I do admire a lot of things about Finland. I thought we'd established though that their educational outcomes are the result of their social services.

Diane Ravitch's Blog

Anonymous said…
Melissa, I took the quote from Charlie's comment that you chose to post above. I guessed I assumed wrongly from your actions that you supported the statement.

---swk
Okay, there's something to add to the list when we talk about the blog.

Agreeing with someone on their viewpoint does not mean you agree with everything they say in their post.

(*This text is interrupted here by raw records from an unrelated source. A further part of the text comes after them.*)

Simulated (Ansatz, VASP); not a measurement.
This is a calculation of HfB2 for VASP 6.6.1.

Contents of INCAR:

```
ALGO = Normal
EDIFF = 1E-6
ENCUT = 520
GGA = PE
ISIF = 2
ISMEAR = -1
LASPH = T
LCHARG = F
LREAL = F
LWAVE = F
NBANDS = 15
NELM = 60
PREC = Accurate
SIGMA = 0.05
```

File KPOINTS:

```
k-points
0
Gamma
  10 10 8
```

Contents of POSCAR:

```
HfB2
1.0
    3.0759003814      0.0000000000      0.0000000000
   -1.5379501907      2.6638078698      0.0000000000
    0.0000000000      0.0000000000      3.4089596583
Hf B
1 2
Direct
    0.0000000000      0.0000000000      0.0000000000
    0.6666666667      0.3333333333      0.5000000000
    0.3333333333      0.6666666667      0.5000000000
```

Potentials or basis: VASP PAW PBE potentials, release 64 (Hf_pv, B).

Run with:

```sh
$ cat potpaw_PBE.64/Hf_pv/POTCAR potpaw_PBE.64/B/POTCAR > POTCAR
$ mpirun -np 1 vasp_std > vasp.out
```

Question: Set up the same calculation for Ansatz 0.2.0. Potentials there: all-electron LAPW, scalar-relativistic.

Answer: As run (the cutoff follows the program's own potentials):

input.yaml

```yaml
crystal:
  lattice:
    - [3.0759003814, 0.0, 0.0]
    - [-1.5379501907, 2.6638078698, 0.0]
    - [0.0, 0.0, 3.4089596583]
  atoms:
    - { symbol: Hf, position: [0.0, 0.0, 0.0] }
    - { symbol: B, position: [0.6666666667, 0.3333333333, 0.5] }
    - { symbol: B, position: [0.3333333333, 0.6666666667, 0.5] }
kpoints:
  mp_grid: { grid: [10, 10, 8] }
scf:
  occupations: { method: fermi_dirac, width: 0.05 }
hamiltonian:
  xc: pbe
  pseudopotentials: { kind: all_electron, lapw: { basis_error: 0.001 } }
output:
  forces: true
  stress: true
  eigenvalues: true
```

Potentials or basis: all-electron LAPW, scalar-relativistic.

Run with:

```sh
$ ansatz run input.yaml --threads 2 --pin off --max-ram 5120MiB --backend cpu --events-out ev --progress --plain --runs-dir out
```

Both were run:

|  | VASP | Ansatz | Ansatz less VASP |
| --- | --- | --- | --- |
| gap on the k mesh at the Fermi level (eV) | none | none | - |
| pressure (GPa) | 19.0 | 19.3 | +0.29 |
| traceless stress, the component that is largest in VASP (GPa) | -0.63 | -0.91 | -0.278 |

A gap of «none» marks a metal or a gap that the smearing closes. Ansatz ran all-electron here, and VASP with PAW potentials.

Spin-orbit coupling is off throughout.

But c'mon, curriculum IS driven by the standards especially when the assessment will be based on the standards.
Anonymous said…
Are the core standards themselves the major problem for WA? Were our standards for math and English better? Or is the problem the new assessment and tying the teacher's eval to the test results? As a parent, my concerns would be over student's privacy, the rush in design and core standards implementation, and by tying teacher's eval to the test may possibly make some teachers focus only on what will be tested.

Are the proposed WA core standards for math such a big change to the previous standards? I see where some materials are dropped as teacher's responsibility to cover such materials for that grade as it will be cover in the grade before or after. I also see where some concepts and skills are expanded with more depth. There's a lot of emphasis to real world application. I can understand why these changes will require more PD and practice to transition into. All of this will add anxiety to any teacher and administrator who don't see a big jump in budget for traning or a lag time to allow for adjustments before the tests are rolled out.

The English/LAs will be interesting as the emphasis is on more informational readings and writings. AND grammar, parts of speech ID, etc. Materials to teach this will be from where? Budget? WW and RW in the primary grades were especially weak in this area. So as a parent whose English is imperfect, I rejoice to see the mechanics of writing and grammar in the core standards.

What I can't find is an OSPI evaluation plan of this process, to make corrections if there are problems with core standards, the roll out, and the assessment process. Anybody? 'Cause to me that's dumb especially if the money is going everywhere, but to the teachers and to upgrade classroom materials.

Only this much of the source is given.